Lets start with last
weekend.
After an unnecessarily long Nicaragua trip orientation,
Lauren, Sam, Sarah, and I took the bus to San Jose. Our plan was to take a series of busses to La Frontera, the town just below the Arenal volcano. Between poor directions and the collective
crippling timid nature of the four of us to ask strangers, we wondered about
until we made it to the Quesada bus
station. After purchasing tickets and
sitting on the bus for what must have been an hour, we began moving at a snails
pace, fighting the Friday afternoon traffic out of San Jose. I passed the time and tried not to worry
about our connecting bus by reading a bit of my American Exorcism book and getting to know Sam a little
better. After the third hour, however,
the four of us were planning for the worst, and making a plan to stay in Quesada for the evening. Luckily, when we finally arrived 2.5 hours
after we were scheduled, we found a late bus headed to La Frontera, hopped on, and made it to the touristy town by
10:30. After the initial excitement passed
from actually making it all the way to our destination, we made our way to the Arenal Backbackers “5 star hostel” and
slept.
The next day was unforgettable – After a hearty
breakfast, we took a cab to the Volcano for a secluded hike through several distinct
microclimates. The hike started in a
normal forest, decended into thick, humid, tropical rainforest, and ended with
higher green hillsides. Towards the end
of the hike, we began to hone our birding skills, and saw a variety of jays,
hawks, vultures, and even a brilliantly colored toucan. As we made it back to the beginning of the
hike, a group of three or four blue Magpie Jays swarmed and posed for pictures,
occasionally dashing at Sam and her chips.

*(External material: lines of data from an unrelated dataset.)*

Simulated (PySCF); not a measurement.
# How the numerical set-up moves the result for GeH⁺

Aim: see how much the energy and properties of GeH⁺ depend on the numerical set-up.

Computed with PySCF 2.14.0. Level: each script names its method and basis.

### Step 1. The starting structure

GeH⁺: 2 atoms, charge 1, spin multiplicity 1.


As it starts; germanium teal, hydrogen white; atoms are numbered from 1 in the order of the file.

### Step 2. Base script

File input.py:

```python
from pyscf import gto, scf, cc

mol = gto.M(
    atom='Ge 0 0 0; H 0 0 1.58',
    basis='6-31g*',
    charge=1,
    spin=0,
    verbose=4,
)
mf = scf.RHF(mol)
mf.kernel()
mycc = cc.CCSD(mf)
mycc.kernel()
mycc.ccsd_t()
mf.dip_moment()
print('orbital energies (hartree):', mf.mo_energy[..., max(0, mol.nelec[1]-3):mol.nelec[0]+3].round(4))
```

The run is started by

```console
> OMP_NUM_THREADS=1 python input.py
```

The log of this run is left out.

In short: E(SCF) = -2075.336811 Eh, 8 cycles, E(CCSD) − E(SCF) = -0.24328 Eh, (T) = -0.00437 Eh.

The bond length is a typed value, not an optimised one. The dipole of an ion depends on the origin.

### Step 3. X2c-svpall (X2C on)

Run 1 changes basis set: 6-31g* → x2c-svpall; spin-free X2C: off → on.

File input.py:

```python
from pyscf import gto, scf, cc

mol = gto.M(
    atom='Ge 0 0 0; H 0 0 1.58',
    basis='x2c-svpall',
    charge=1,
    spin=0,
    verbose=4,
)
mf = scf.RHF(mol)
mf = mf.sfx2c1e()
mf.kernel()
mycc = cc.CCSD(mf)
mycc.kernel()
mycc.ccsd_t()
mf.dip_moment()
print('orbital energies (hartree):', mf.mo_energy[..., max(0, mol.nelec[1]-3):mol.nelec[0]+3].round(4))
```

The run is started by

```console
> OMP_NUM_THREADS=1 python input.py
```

From Arenal, we hit Cataracas, a 170-meter waterfall for a swim. I’d swam in waterfall pools before in Ghana
and Ecuador, but never experienced one so powerful and choppy as th Arenal
Cataracas.
Arenal was Friday and Saturday, and at 5 am on Sunday I
got up and left my house for a 12 hour bus ride to Nicaragua as part of my
ICADS program. I’d been dreading the
trip – Nicaragua has a GDP half that of Costa Rica, almost 50% of the
population living below the poverty line, and has no potable water infrastructure. Last semester, all of the students got
food-poisoning, and I’d had a history of being that kid who gets sick
first. However, having returned healthy
and happy almost 24 hours ago, My whole perspective on the country has changed,
and Nicaragua is one of the places I’d be happy to visit again.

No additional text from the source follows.